The rest of this paper is organized as follows. Section 2 gives the general definition about the birthmarks. Section 3 describes the proposed method. Section 4 shows the experimental evaluations and their results. Finally, Section 5 concludes the paper.

2. PRELIMINARY

2.1. Definition of the Birthmarks

Before describing the proposed method, we explain the definition of software birthmarks. The software birthmarks are defined by Tamada et al. [1,2]. Based on the definition, the dynamic birthmarks are defined as follows by Myles et al. [3] and Tamada et al. [4].

Definition 1.

(Dynamic Software Birthmark) Let p and q be given programs. Let I be given input for p or q. Further, let B(p, I) be a set of characteristics extracted from runtime information obtained from providing p with I by a certain method B. If the conditions below are met, B(p, I) is said to be a dynamic birthmark of p with I.

Condition 1:

B(p, I) is obtained from providing a program p with an input I.

Condition 2:

If q is a copy of p, then B(p, I) = B(q, I).

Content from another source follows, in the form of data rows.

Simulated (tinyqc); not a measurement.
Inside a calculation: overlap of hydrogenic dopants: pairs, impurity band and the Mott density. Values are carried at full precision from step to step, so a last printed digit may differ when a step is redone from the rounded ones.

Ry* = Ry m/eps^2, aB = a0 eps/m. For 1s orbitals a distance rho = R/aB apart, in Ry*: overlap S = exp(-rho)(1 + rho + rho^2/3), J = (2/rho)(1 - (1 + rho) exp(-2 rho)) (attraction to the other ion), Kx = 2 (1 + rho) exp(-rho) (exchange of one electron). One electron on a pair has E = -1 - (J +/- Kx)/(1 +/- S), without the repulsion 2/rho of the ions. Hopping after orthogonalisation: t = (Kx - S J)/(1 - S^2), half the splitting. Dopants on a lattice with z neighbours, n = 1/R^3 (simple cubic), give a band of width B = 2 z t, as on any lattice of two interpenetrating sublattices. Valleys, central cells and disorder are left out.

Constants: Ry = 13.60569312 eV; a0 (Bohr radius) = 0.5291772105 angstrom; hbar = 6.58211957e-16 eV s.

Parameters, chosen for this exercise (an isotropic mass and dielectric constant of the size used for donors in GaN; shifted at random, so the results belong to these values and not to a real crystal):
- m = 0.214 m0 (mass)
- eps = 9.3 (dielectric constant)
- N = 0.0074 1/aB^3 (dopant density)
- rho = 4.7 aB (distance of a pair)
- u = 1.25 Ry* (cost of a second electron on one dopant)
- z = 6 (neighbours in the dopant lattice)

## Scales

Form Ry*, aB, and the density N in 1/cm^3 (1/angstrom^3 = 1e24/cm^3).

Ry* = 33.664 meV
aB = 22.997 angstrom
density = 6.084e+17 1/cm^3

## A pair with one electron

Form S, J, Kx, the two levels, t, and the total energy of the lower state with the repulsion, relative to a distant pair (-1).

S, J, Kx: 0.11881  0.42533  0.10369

Condition 1 indicates that a birthmark is an information extracted by running p and is not additional information. In other words, birthmark does not require additional information likes software watermarks. Condition 2 means that the same birthmark can be obtained from a copied program. If birthmarks B(p, I) and B(q, I) are different, it means that q is not a copy of p. However, even if the same program, the birthmarks may vary depending on the inputs (B (p, I) ≠ B (p, J)).

Two properties known as resilience and credibility should also ideally be satisfied.

Property 1:

(Resilience) For a p′ obtained by an arbitrary equivalent transformation of p, B(p, I) = B(p′, I) is satisfied.

Property 2:

(Credibility) When programs p and q that develop independently, (B (p, I) ≠ B (p, I)) is satisfied.

Resilience property indicates a resistance of birthmark to various types of attacks. Credibility property indicates that programs created completely independently can be differentiated even if their specifications are the same. The birthmarks that completely satisfy both these properties are difficult to create. Therefore, in practice, the strength of the birthmark must be set appropriately at the discretion of the user. Also, by Condition 1, birthmark information can be constructed without providing special information for the program.

The different kinds of dynamic birthmarks were proposed by various researchers. Each birthmark focuses on different runtime behaviors of the program. For example, the dynamic birthmarks based on execution path [3], API calls [4], runtime heaps [5], and etc. were proposed.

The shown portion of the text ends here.